In this special report, the editor of Manufacturing & Logistics IT Magazine, Ed Holden, interviewed 13 leading vendors from the world of IT software, hardware, consultancy and infrastructure to ask them what they consider to be many of the current key talking points within this fascinating technology space.
Demystifying the concept - Key selling points - What barriers to greater deployment remain - Serving the marketplace - The Cloud on the Horizon
(This article will run as a weekly series and look at Cloud Computing in 4 parts or you can link directly to the article in the digital edition of the magazine. Click here...)
Cloud computing is one of the most revolutionary paradigm shifts of recent times within the IT world. End-user organisations are now able to run their preferred software applications on a highly flexible, shared data centre in the Cloud (Internet), rather than having to configure, customise, test, run and regularly upgrade these apps on their own servers.

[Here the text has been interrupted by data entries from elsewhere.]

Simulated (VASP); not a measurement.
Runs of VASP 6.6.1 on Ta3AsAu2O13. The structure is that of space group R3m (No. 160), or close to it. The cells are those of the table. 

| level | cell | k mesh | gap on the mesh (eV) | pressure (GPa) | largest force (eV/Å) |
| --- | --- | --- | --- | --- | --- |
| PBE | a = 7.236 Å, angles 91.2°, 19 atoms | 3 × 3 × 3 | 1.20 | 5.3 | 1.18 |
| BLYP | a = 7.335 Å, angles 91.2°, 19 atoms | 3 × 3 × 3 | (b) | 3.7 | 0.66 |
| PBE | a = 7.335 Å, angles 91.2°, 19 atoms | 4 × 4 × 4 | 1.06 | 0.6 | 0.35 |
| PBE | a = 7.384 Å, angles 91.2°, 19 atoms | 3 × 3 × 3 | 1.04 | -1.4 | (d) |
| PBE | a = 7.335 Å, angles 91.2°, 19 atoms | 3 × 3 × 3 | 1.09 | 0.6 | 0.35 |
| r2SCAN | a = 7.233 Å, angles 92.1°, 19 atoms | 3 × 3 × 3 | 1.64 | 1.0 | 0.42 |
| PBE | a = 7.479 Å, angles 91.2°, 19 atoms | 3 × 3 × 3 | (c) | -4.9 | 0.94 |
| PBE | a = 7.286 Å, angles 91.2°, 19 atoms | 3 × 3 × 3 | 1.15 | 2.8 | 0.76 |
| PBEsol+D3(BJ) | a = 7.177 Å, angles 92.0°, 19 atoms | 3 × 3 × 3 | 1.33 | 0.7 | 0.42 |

Champions of the Cloud architecture concept will also comment that this type of virtualisation enables companies to benefit from the rapid deployment of sophisticated, flexible and highly scaleable software solutions without having to commit to the up-front capital expenditure of the software licences. Instead, they are able to simply enter into a pay-per-use, monthly or quarterly billing arrangement with the vendor. But there remain some concerns related to security & confidentiality, compliance, quality of service, integration and long-term costs.
To begin, our commentators step up to the plate to offer their own definition of this often misunderstood term
Jimmy Harris- MD Cloud Computing, Accenture
In my role, the first thing I set out to do was put some guard rails around the definition of Cloud computing. We describe Cloud computing as a convergence and evolution of a set of technologies related to IT and virtualisation that have created the opportunity to lower the total cost of ownership for technology and enabled services. Cloud can significantly lower or eliminate the need for capital investment, offering greater flexibility in operational integration and pricing models. Cloud can mean much lower friction in terms of implementation time and effort.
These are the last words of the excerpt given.